Ingredients...
625g chickpea (gram) flour
1450ml water
zest 1 orange
10 pears, cored and sliced lengthways about 5mm thick
6g cinnamon
500ml whole milk
85g Essential Cuisine Crème Anglaise Powder
60g good cooking chocolate, chopped
Cocoa powder to garnish
Method...
- Whisk the gram flour with the water to make a smooth batter. Add the orange zest. Leave to stand at room temp for 10 minutes.
- For the roasted pears, brush baking parchment in a baking tray with coconut oil. Arrange the pears on top in a single layer. Brush the pears with more melted coconut oil. Sprinkle with the cinnamon. Bake at 180C for 30-40 minutes, turning halfway, until soft and starting to turn golden.
- Whisk the Essential Cuisine Crème Anglaise Mix with the whole milk. Bring to the boil and simmer for 2-3 minutes, stirring continuously. Pour over the chopped chocolate and whisk in until smooth. Pour into an espuma gun and double charge.

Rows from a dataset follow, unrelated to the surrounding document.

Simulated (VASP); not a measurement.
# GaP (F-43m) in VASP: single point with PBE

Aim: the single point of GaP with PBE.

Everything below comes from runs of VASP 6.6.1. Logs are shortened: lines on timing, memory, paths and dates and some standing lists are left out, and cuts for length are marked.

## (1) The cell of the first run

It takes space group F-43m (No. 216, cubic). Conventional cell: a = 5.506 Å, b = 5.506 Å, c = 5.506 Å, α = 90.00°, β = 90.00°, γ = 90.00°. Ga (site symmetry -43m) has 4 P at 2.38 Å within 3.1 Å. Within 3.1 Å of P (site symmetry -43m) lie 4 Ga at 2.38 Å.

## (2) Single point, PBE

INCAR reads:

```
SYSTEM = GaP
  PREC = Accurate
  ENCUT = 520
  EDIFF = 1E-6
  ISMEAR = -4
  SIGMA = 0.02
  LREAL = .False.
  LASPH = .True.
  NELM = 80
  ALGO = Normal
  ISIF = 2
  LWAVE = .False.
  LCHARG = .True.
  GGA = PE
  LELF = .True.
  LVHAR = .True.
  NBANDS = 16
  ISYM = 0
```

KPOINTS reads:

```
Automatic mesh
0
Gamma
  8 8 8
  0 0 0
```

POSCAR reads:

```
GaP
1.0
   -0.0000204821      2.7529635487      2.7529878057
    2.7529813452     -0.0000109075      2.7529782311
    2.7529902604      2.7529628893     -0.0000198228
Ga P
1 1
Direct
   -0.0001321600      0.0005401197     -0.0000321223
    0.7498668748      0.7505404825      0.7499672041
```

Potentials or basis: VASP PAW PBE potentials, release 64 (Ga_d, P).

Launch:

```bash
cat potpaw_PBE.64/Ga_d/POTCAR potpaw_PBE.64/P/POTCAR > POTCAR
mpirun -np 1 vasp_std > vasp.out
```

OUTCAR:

- Heat a large frying pan over a medium heat. Add a little oil. Ladle the batter on to the frying pan, swirling to cover the pan and make as thin as possible. Cook for 2-3 minutes then flip over and cook for a further 1 minute until golden brown. You should be able to make 20 pancakes.
- Place a 3-4 of slices of roast pear on one half of each of the pancakes. Squirt the hot chocolate mousse on top, then fold over. Dust with cocoa powder to serve.